I vaguely recall watching "I Love Lucy" - or perhaps I just recall that memorable theme tune, but I have to say I knew nothing at all about the "Desilu" couple before watching this. As ever, it has Sorkin's trademark dialogue - quickly paced, pithy at times; but somehow the performances just didn't catch fire. Kidman is a very versatile actress, she can turn her hand to just abut anything - but for this to have worked better, she would have needed a more convincing foil. Javier Bardem just isn't him. Their lively relationship is suggested rather than demonstrated and much of what made them the US household names they were is, again, just taken for granted. Their domestic status as super-stars was not replicated globally, and yet little time is spent trying to explain to those less familiar just who they were and why they were so popular. JK Simmons is effective as their co-star "Bill Frawley" and all told it is a watchable biopic, but for me it looked more like a labour of love for an auteur who was maybe just a bit too close to the subject matter, and who made assumptions that the rest of us would be also. It looks great, has a ping at the Communist witch-hunt apparatus in place at the time, but is all just to shallow for me. I bet there is a proper, deep-drama, to be made about this pair, though - just not this film.
tmdb28039023
Mar 27, 2022
1/10
There are two lines of dialogue in Being the Ricardos that really caught my attention. One is “I literally said that 30 seconds ago,” and the other is “It takes fewer words to say that than the truth.” This film feels like a lot of the former when it should be more of the latter.

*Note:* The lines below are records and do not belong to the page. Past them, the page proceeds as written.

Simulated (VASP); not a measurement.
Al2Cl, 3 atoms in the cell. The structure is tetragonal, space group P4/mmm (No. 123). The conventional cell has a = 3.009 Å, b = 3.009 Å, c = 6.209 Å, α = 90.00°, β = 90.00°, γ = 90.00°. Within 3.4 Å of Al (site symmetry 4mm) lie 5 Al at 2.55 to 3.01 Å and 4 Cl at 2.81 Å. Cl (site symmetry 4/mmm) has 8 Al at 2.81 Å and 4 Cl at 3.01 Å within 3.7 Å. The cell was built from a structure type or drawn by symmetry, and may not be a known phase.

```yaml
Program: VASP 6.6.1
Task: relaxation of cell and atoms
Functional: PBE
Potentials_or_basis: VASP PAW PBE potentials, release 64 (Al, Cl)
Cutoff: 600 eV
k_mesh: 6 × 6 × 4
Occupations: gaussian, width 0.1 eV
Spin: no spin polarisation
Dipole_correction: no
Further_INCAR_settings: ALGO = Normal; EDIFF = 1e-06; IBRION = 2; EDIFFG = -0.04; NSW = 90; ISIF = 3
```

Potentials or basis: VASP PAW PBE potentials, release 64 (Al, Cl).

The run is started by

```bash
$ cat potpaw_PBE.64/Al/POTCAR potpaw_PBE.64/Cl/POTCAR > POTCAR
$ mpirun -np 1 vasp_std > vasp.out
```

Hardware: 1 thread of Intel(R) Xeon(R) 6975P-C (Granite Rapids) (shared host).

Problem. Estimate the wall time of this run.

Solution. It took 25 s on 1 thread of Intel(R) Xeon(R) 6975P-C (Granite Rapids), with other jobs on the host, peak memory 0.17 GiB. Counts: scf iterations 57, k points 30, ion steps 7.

Why does a movie called Being the Ricardos spends so much time on Ethel/Vivian Vance (Nina Arianda) and Fred/William Frawley (J.K. Simmons), whom nobody cared about 70 years ago, and no one cares about today?
Speaking of redundant characters, writer/director Aaron Sorkin aims to give the film a documentary feel with asides set in the present day in which people involved with the production of I Love Lucy talk about it — kind of like in Reds, except that Reds worked because the individuals interviewed were who they were supposed to be, and not actors playing aged versions of people who are already played by other, younger actors in the main narrative.
These parentheses do little but repeat things we have just seen, or are about to see, dramatized in the scene immediately before or after (either show or tell — preferably show —, but not both); they have no value other than as filler, and filler is exactly the last thing a two-hour-plus movie needs.
Ostensibly, the plot revolves around a typical week on I Love Lucy’s set, including rehearsals, filming, etc. — and indeed a fly-on-the-wall behind-the-scenes approach to the inner workings of one of the most influential TV shows history should be able to generate more than enough interest on its own.
Sorkin, however, brings up momentous events only to gloss them over. For example, Lucille Ball (an unrecognizable Nicole Kidman) and Desi Arnaz (Javier Bardem in the perfect role for his routine massacre of the English language) are having a second child (although their firstborn is so irrelevant to Sorkin that she is named a couple of times and seen only once), and they both decide that Lucy and Ricky will have a kid too; this aspect is mentioned, and even discussed, but never really addressed, and the reason for this omission is obvious: since, as I already pointed out, the central section of the film takes place over the course of a week (with flashbacks that become an unnecessary distraction), her pregnancy never gets a chance to be truly incorporated into the plot.
Another incident that Sorkin touches on but doesn’t even begin to explore is when Ball was accused of being a communist. This is treated as no more than a minor annoyance, but surely it should have affected her career much more than the film lets on —and if it didn’t, what was it that made Ball so special that this didn’t even qualify as a bump in the road?
All things considered, Being the Ricardos devotes way too much time to extracurricular activities. Sacrificing length for depth might have turned this 125-minute behemoth into a much more manageable 90-minute romp.